Sample for air-routes:

{"nodes":[3559,3546,3555],"node_labels":["continent","airport"],"node_props":[{"label":"airport","name":"code","type":"java.lang.String"},{"label":"airport","name":"elev","type":"java.lang.Integer"},{"label":"airport","name":"type","type":"java.lang.String"}],"edges":[{"source":3737,"target":33,"label":"contains"},{"source":3506,"target":133,"label":"contains"},{"source":3692,"target":293,"label":"contains"}],"edge_labels":["contains","route"],"edge_props":[],"paths":[],"max_uid":3741,"sample_id":"dbf21247-0b6b-4123-aedd-a67968a9ba8d"}
MartinBrugnara commented 2 years ago

Ok, the log makes sense because the sample has no paths.

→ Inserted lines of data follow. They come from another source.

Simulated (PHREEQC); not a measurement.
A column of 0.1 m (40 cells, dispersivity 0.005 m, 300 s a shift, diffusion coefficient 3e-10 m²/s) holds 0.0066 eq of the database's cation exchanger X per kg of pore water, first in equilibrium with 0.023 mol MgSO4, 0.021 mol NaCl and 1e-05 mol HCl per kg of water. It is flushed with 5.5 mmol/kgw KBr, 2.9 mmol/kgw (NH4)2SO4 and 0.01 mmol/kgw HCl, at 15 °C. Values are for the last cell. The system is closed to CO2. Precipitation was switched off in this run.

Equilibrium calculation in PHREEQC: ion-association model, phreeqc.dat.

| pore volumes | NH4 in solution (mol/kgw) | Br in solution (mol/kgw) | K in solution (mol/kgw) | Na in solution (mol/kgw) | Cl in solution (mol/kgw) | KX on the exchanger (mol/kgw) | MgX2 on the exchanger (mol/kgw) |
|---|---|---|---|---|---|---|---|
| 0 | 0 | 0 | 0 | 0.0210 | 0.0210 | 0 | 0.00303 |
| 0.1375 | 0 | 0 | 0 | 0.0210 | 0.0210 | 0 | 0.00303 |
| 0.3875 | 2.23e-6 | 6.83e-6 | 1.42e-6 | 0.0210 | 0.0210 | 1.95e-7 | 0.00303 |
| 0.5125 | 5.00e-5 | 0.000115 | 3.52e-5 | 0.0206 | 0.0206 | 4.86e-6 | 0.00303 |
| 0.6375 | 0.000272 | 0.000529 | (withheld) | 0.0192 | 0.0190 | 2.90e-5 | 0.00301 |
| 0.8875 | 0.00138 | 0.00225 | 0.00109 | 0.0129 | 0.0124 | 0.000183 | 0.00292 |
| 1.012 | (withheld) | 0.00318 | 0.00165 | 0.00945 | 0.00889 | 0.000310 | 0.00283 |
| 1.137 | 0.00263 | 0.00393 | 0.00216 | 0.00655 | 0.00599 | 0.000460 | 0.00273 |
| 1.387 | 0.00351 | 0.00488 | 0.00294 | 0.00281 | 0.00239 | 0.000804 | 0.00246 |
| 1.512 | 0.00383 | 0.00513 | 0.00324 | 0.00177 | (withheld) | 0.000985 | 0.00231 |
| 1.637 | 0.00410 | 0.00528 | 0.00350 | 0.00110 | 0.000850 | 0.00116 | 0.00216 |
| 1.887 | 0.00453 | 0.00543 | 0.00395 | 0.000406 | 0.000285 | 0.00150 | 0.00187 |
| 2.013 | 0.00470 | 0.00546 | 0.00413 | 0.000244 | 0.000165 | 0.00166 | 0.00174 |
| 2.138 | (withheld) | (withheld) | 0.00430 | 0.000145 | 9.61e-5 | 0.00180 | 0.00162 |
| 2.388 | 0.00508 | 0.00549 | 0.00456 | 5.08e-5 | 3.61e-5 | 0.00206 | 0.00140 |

Just to ensure everything else is setup correctly, could you please try to execute just queries = ["com.graphbenchmark.queries.vldb.IdSearchNode"] and check the that log actually contains values in the parameters debug line (or just paste here the log).

lucassardois commented 2 years ago

Ok, the log makes sense because the sample has no paths. Just to ensure everything else is setup correctly, could you please try to execute just queries = ["com.graphbenchmark.queries.vldb.IdSearchNode"] and check the that log actually contains values in the parameters debug line (or just paste here the log).

Here we go:

15:19:01| DEBUG    - Shells are running with -d
15:19:01| DEBUG    - Main benchamark loop
15:19:01| INFO     - Current dataset is tinkerpop-modern_mod.json
15:19:01| INFO     - Overriding java options: -XX:+UseG1GC -XX:MaxDirectMemorySize=512m
15:19:01| INFO     - Current database is orientdb
15:19:01| DEBUG    - Get queries execution configuration list
15:19:03| DEBUG    - Runnig with query version: vldb19-7-dirty
15:19:03| INFO     - Current query is com.graphbenchmark.queries.vldb.IdSearchNode
15:19:03| INFO     - Current mode is SINGLE_SHOT
15:19:03| DEBUG    - [{'node': 0}, {'node': 1}, {'node': 2}]

So this looks fine to me?

MartinBrugnara commented 2 years ago

Yes, indeed. This seams perfect.